We usually roasted eggplants two at a time. Mom would set the temperature to 375° F and leave them in for an hour, sometimes longer. We’d pierce them up and down with a fork so the air could escape. Eggplants are just like sponges, she’d say, laughing—air and water trapped in a peel! One time, when we forgot to pierce them first, the eggplants exploded all over the oven.
I’d watch the eggplants cook through the greasy window of our oven door. Bulbous and gleaming, their skins oozing caramel as they deflated. Once they were ready, Mom would pull them out, slice them tip to stem, and pry them open without burning herself. Let it cool first, she’d say as she swirled the flesh with her fork, the kitchen all smokey and bitter. The escaping steam would wrap around our faces as we spooned the stuff into a bowl.
Whenever I hear or say the word eggplant, I think of Mom. In Arabic it’s bitingan. If her belly ached, she’d say “ayu botni bitingani!” (“ow my belly, my eggplant!”). Maybe this was once a common phrase, something she heard when she was growing up.
Not long ago, I found a twelfth century poem about eggplant in a book of Arabic poetry in translation. The original, which I can barely penetrate, is composed of four lines, while the translation expands the poem to eight lines. The English is spongy with air and water, fusty with forced rhymes.

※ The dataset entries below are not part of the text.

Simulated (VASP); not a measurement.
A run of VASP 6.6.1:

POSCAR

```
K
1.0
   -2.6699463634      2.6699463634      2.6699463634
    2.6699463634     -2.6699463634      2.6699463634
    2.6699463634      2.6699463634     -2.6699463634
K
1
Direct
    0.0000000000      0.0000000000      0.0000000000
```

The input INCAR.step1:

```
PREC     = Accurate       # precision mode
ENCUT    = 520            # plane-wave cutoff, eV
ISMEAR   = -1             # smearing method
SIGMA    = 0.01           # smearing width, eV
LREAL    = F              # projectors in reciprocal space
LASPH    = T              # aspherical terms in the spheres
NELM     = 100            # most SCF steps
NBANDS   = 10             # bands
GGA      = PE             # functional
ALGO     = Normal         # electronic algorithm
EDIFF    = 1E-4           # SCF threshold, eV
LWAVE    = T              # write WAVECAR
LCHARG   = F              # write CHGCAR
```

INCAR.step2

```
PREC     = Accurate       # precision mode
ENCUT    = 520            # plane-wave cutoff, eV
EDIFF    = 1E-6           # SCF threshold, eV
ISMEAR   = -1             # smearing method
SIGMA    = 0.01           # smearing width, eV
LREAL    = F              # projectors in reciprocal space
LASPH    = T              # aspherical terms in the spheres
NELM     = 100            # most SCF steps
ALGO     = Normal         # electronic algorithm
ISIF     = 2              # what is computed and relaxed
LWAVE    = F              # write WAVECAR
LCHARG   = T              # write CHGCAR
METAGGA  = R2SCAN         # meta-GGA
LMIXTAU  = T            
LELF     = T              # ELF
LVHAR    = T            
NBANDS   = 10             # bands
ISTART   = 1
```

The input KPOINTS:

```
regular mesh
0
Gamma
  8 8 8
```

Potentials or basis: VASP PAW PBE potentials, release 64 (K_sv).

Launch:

I searched for other translations of the poem and came across a collaboration by two poets. They re-envisioned “Eggplant” as a concrete poem. Since visual poetry was popular in Alexandria centuries ago, I thought it might cut closer to the ancient heart of eggplant. A singular ovoid shape with one word at the tip and one at the stem. Full waist, interrupted by commas. No forced rhymes. Pried-out heart. Antipathy of tidy seed to its obscene conclusion: purple limb deprived of oxygen, blackened by the violence of becoming.